Prayer
Psalm 5:2
Listen to the voice of my cry, my King, and my God: for to you will I pray.


If you "restrain prayer before God" —

1. You act in opposition to your sense and confession of what is right. You know that you ought to pray. How can you repel the charge of inconsistency, when prayer is excluded from your practical system?

2. By neglecting prayer, you resist the authority of God. God has commanded you to pray. Can you venture to treat His command with contempt, and yet hope to prosper? What title have you to expect that, in this particular more than in any other, you can disobey God with impunity?

3. Without prayer vain will be to you all the provisions that are made in the gospel for your deliverance and happiness. The gospel is a dispensation of Divine wisdom and goodness. It proposes to bestow on men the benefits of salvation. But it proposes to bestow them in a certain way, and according to a certain scheme. Do you know any ground for believing that these benefits can ever belong to those who do not pray for them? Lessons:(1) It becomes us to form and adopt the purpose of the Psalmist. His purpose was to pray; and that purpose should be ours. We have many motives and inducements to engage in this exercise.

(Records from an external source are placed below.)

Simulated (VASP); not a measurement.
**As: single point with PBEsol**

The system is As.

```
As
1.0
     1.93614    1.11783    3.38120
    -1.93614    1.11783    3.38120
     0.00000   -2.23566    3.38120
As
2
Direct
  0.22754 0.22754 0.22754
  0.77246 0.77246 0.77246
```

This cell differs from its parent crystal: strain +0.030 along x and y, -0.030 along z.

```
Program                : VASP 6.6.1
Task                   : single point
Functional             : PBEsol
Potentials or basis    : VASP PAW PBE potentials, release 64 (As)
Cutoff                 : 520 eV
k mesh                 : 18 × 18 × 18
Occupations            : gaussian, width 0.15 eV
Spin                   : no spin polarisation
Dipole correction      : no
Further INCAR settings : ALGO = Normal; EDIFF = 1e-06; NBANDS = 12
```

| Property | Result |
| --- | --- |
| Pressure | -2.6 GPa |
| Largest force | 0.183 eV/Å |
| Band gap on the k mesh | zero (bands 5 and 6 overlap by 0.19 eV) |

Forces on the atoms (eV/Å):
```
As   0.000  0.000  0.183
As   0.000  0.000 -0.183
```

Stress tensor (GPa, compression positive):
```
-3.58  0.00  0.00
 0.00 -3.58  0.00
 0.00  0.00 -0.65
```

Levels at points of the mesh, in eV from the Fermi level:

(2) It should be with great earnestness that we pray to God. Not going about the duty in a cold, formal, or perfunctory manner.

(3) We are not to pray as if God were unwilling to hear us, and to bestow the blessings which we need. He has revealed Himself as the hearer of prayer.

(4) Do not forget that the God to whom you pray is a holy God. Observe that the Psalmist did not satisfy himself with private prayer; he also resolved to engage in the exercises of public worship. The resolution of the Psalmist should be ours.

(A. Thomson D. D.)



Parallel Verses
KJV: Hearken unto the voice of my cry, my King, and my God: for unto thee will I pray.

WEB: Listen to the voice of my cry, my King and my God; for to you do I pray.